The Fountains of Paradise
by Arthur C. Clarke
1980 Hugo Winner for Best Novel
1979 Nebula Winner for Best Novel
With The Fountains of Paradise I decided that the longer works of Clarke were simply not for me. I found the book too heavy with the engineering, too light on the glossed over human elements, and just bland in general. In other words almost exactly like his previous winner Rendezvous With Rama.
Also this is the end of the almost perfectly coinciding Hugo and Nebula winners that the first fifteen years of Nebulas had (over the previous decade the winners in the novel category were the same 80% of the time). The next four years the awards do not match followed by a short run of matching winners and then finally going their separate ways only occasionally meeting again.

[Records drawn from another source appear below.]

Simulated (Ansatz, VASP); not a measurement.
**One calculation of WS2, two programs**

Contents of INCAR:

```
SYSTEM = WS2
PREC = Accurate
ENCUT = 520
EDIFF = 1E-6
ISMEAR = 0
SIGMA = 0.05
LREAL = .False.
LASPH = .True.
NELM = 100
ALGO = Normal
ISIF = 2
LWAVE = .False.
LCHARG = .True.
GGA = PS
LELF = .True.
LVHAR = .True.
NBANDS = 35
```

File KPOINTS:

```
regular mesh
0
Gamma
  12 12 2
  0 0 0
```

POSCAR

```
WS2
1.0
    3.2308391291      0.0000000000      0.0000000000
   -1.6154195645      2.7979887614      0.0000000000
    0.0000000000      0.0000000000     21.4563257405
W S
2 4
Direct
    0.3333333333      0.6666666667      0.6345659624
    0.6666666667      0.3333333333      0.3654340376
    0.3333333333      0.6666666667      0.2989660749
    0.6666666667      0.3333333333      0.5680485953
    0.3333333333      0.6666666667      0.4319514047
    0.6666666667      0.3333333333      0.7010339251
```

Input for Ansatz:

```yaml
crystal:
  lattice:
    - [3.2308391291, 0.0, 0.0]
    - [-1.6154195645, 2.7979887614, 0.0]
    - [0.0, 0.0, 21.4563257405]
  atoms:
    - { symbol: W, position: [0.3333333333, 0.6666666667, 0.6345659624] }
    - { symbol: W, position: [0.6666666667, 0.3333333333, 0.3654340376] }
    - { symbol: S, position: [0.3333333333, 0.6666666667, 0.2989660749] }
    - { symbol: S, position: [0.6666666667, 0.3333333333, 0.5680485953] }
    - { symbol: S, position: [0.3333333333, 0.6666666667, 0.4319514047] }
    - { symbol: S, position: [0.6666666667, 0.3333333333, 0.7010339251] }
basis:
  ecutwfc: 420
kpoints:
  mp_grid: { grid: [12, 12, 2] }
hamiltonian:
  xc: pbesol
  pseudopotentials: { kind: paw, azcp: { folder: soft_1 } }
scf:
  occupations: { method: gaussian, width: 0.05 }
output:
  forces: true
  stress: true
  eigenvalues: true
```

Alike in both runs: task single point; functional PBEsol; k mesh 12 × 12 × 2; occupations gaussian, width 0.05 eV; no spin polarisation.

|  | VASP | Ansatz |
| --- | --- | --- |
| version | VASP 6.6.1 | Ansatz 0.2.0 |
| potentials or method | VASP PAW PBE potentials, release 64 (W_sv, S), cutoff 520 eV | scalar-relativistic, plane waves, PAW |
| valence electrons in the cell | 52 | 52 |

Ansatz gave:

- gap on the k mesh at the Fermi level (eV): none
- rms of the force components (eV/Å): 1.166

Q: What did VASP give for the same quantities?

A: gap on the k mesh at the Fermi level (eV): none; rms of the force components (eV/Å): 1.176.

The Fountains of Paradise deals with the construction of the first orbital elevator in a slightly fictionalized version of Sri Lanka, a cable with the top in geostationary orbit and the bottom anchored to the ground so that one can simply climb up the thirty thousand miles to space. Complications abound such as the ancient monastery on top of the mountain where the elevator terminus would be and sabotage from the Tamil Tiger stand-ins.
I'll give Clarke full credit for having an interesting idea for the novel. There's no reason why the push to create a space elevator shouldn't be an interesting idea but Clarke writes about it like he's writing about the construction of a parking garage. I don't mean that the characters should spend time going "Gosh, wow! We're transforming the future of humanity!" but they are and everything is so passionless that it just wears me down. The best that Clarke does is near the beginning as he describes to us the wonders that will be disrupted by the massive project. I suspect that comes from his love of the country that he's describing which he would retire to after the book was published.
Oddly enough a major plot device in the book is the near total control over the weather that the Earth has (fine enough to whip up a major storm in a specific location). I would think that anyone with the technology to manipulate a chaotic system in such detail on a global scale would have no trouble with a space elevator project. Weather control on that scale is so far into Clarke's technology indistinguishable from magic that when you posit a civilization that has that has it then you might as well say they have anything.
The Fountains of Paradise is a very anti-religion novel. Besides the Buddhist monks who stand directly in the path of the superhighway there is an alien probe that passes through the solar system and essentially says, "Oh by the way, all of your religions are wrong! See ya!" Clarke tells us that this shuts down religion world wide and makes everyone happy. Except the Buddhist monks, of course.
For a book with a fantastic premise The Fountains of Paradise is just weak. If you are happy with novels about engineering then it may appeal to you more than it did to me but it ended my desire to read any more from Clarke.